Costume designer Adžić Ursulov says fabric is like emotion
Ljubljana, 7 February - Costume and set designer Bjanka Adžić Ursulov has made costumes for more than 250 theatre productions and designed dozens of scenes in her 40-year career, for which she will receive one of the two Prešeren Prizes for lifetime achievement tonight.
The jury praised her as "a lucid reader of plays with a rare gift of decoding invisible dramaturgical twists only to translate them into original costume design".
She is seen as a great expert on historical styles who plays innovatively with materials and has an incredible sense of detail and the whole, the jury said.
She says that in designing costumes, she is always careful for the magic of theatre not to get lost.
Adžić Ursulov was born in 1950 in Montenegro and graduated in painting from the Academy of Fine Arts in Belgrade, Serbia in 1978.
She staged her first theatre productions, for which she also designed costumes and sets, already in secondary school, which she attended in Osijek, Croatia.
But as she has recently explained in an interview with the STA, it was when she ran into professor Dušan Ristić at the prestigious BITEF festival in Belgrade that she decided to go, to her parents' dismay, into costume design.
Her career in Slovenia began in the early 1980s; she started working for the film industry in 1982 and three years later also in the theatre.

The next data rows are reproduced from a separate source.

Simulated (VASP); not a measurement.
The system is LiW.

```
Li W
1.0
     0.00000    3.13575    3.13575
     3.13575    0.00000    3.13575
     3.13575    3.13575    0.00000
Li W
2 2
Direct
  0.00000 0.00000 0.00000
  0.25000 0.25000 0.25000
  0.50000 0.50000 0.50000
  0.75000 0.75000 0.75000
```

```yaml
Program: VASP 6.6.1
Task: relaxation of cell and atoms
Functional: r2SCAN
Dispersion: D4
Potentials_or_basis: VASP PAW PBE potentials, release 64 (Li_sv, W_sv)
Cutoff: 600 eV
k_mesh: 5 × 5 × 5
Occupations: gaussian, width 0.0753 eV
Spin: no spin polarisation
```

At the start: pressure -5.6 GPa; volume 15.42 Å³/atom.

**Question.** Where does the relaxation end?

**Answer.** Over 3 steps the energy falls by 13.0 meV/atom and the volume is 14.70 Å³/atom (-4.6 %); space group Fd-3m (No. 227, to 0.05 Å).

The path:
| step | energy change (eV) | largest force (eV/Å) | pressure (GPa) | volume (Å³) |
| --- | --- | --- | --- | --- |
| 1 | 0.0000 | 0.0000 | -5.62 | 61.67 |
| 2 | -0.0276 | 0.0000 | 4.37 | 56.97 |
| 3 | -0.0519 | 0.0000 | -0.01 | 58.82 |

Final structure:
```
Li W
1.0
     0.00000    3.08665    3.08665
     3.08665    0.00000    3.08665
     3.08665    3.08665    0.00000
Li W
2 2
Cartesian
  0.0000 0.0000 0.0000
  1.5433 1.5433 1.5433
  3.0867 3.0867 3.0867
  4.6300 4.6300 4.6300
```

She has most often worked with directors Ljubiša Ristić (Serbia), Slovenians Dušan Jovanović and Mateja Koležnik, and lately also with Matjaž Zupančič and Janusz Kica (Poland).
The Prešeren Prize jury said Adžić Ursulov continues the finest tradition of Slovenian costume designers Mija Jarc (1911-1989) and Alenka Bartl (1930-2018).
Indeed, the laureate feels the award makes her part of a special club which includes Bartl, the only costume designer to have received the Prešeren Prize before her, as well as Jarc and Marija Kobi (1929-2010).
As a painter, she has excellent knowledge of historical styles and plays with them with ease, adding her contemporary signature to her creations.
"I like playing with historical styles because I want a production to have its own time... What I want to achieve is timelessness, which is the hardest thing to do. And I appreciate minimalism," she says.
The jury praised her work as inventive when she works with different fabrics and other materials, such as metal, paper, rubber or polyurethane.
For Adžić Ursulov, fabric is like an emotion. "I like natural materials, I hate artificial ones ... so I'm careful not to use them in theatre."
She remains one of the few costume designers who still make sketches.
The jury praised them as masterpieces, noting her sketches are made so that they do not only show what costume a character will wear, but hint at the character's characteristics as well.
The laureate is also seen as "a superb ambassador of Slovenian theatre abroad", having worked for practically all leading theatres in the countries of the former Yugoslavia and with many in Italy, France, Austria, Great Britain and Germany.
When the Prešeren winners were declared last month, Adžić Ursulov said she was incredibly proud to have received the prize, which she sees as a recognition for all who work in theatre.
"For me and my profession winning the Prešeren Prize is an incredible achievement. I'd never dreamt of receiving such a prestigious award. I'm really grateful for it," she says, although this is hardly the first award for her.
In 1997, she was honoured with the Prešeren Fund Prize for theatre costume designs from the previous two years, and received the Vesna award, given out at the annual Slovenian Film Festival, for costume design in the omnibus Neke Druge Zgodbe (Some Other Stories; 2010).
German magazine Theater Heute put her on the list of ten best designers in Europe in 1994, and she received the Aphrodite for costume design for film Prehod (Transition; 2008) at the international film festival in Cyprus.